Finally, this point: Favre's legacy is clouded by many events of the past two or three years. His waffling, his carpetbagging, his terrible interceptions -- one to Corey Webster of the Giants in overtime in the NFC title game three years ago, one last year at the end of regulation against the Saints in the NFC title game. And this still-to-be-adjudicated dalliance or non-dalliance with Jenn Sterger. How will history remember him?

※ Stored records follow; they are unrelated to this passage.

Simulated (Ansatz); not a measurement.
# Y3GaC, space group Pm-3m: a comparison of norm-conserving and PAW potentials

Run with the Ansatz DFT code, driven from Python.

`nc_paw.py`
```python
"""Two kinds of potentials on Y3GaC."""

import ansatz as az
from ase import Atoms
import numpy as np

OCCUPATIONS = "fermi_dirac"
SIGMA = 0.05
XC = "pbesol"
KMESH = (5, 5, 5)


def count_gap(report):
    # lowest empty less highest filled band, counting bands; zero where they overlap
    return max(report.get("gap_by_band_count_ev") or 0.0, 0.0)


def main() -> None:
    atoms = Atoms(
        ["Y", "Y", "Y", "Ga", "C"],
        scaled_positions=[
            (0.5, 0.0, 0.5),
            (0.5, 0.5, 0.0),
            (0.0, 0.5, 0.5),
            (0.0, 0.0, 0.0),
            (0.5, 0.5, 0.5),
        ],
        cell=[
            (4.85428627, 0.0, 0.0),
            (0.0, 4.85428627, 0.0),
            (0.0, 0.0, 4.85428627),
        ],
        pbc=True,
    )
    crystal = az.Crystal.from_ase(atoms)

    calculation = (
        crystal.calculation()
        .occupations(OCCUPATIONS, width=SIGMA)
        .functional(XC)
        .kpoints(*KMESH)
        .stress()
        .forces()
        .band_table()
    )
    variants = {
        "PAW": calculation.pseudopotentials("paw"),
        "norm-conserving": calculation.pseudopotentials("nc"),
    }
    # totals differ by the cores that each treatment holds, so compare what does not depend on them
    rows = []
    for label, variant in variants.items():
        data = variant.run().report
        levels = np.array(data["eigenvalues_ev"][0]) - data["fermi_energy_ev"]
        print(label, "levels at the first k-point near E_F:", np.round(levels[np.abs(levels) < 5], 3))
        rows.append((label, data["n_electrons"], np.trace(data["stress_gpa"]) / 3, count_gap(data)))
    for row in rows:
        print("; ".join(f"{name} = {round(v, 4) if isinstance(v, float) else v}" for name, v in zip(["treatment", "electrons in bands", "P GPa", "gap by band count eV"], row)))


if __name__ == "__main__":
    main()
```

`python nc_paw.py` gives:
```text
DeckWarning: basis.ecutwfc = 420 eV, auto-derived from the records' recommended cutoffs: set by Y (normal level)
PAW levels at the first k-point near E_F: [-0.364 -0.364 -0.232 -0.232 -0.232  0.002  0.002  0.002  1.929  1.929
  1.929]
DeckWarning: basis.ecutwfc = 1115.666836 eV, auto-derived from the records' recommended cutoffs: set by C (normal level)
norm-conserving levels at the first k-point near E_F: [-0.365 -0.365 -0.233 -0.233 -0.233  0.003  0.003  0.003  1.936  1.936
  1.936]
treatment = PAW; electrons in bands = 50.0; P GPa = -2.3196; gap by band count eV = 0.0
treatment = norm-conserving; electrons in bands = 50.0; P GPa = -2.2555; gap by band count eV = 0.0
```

I'd love to know how the average football fan will remember Favre in, say, 2020. Will fans remember the tarnished last three years more than the previous 15? I think back to Jerry Rice, who basically went knocking on any NFL door to try to keep playing seven years ago, and how revered he is today. The Favre story is very different, for many reasons. But I think the day he walks into Canton -- in 2016, unless he stuns us all again next summer -- most people will remember the gunslinger, one, and the amazing durability, two.
Now onto your e-mail:
I WONDER IF THIS IS THE ROBERT SMITH. DOUBT IT, BUT I WONDER. "You write: '3. Aaron Rodgers, QB, Green Bay. Saw his value pretty well when he was concussed and the Pack had to try to limp through a bad day with Matt Flynn. And couldn't.'
This seems to be the storyline of the day. Except the facts don't support the conclusion. Rodgers played the first 25 minutes of the game and put zero points on the board, with a QB rating in the 30's. Flynn played 35 minutes of the game and put three points on the board, with a QB rating in the 60's. Now, you may ASSUME that Rodgers would have turned his day around and finished strong. You may ASSUME that Flynn would be equally ineffective if given the chance to prepare all week with the first string. You may ASSUME anything you want. But the FACTS are clear. NEITHER quarterback had any success against the Lions on this particular day. BOTH had an opportunity. Rodgers failed to deliver when he had the opportunity.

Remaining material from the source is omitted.